Wednesday, April 13, 2005

Let's Do Lunch

Once I was just a humble young man with a dream. I like to eat. I like to write. I wanted to put the two together in a Reese's Peanut Buttercup of a vocation.

And lo and behold a local website made the call for a new lunch reviewer, and I applied. One of a chosen twelve, I was, entering a season longer than the NBA's, and just as meaningless it seems when play-off time comes around. For now, after six reviews and four-and-a-half months of playing the game, I am eliminated. If I am the Last Critic Eating it's only because I am choking upon my own words.

Thanks to all of you who voted for me, I owe you much more than too-clever-by-half mixed allusions to Salinger and Nabokov in one sentence.

For those of you who didn't vote for me, well, we all know how voting works in this country. Might as well just start calling it dumb-ocracy, so as not to confuse how we do things with a meritocracy.

There's just not enough said about the pleasures of bitterness. So much of wit is the needling of another, and I have to admit I like the fine-tuned put-down. It's not just the easy way to self-elevation, but it's something more elemental, a release of the even greater evils we all hold but most of us barely let bubble to the surface. There's a Luis Bunuel line about "isn't it amazing how we can behave at the table when we all hold the story of Oedipus in our heads," and that means something from a guy who made a film that seemed so shocking it was banned for decades.

At least there's Hazlitt, sounding ultra-modern in 1826, ending his essay "On the Pleasure of Hating" with these lines:

What chance is there of the success of real passion? What certainty of its continuance? Seeing all this as I do, and unravelling the web of human life into its various threads of meanness, spite, cowardice, want of feeling, and want of understanding, of indifference towards others and ignorance of ourselves--seeing custom prevail over all excellence, itself giving way to infamy--mistaken as I have been in my public and private hopes, calculating others from myself, and calculating wrong; always disappointed where I most place reliance; the dupe of friendship, and the fool of love; have I not reason to hate and to despise myself? Indeed I do; and chiefly for not having hated and despised the world enough.
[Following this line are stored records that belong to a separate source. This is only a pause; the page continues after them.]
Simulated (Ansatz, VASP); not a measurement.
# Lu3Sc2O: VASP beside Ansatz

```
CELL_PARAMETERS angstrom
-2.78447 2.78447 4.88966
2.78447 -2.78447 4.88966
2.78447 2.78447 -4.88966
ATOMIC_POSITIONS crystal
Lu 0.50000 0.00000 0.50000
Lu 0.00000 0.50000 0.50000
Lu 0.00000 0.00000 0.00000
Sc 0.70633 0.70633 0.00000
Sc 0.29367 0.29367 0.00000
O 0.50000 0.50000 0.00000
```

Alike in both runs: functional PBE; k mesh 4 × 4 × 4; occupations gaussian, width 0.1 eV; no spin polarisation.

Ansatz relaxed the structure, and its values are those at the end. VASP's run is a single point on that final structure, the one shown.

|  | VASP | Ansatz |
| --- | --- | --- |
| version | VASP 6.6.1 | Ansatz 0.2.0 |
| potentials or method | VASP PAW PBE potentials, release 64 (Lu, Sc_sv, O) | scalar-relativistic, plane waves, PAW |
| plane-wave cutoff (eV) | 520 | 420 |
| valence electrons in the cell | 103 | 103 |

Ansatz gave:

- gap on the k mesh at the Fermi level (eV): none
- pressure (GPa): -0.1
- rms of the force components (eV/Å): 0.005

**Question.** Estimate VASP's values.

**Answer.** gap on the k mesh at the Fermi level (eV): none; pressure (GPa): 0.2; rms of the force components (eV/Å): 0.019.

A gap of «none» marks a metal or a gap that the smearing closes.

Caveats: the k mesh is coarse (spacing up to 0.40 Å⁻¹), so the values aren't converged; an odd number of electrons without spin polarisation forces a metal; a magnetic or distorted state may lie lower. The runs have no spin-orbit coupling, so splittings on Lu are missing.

Or I just might be a bad loser.

3 Comments:

Blogger Lori said...

Geez, George, sorry you didn't win.

California is a strange place. The same people who elected Conan the Barbarian as their governor seem quite bothered by the presence of grammatical errors in their food reviews. Bizarre.

7:45 AM  
Anonymous Anonymous said...

Their loss, really. I think you nailed it with the "dumb-ocracy," no one seems to want to think or work at reading (or watching for that matter) anything.

11:41 AM  
Blogger Folly Blaine said...

Hey, don't let that stop you from posting reviews in your blog. Besides, nobody reads that stupid edhat anyway. It's so last week.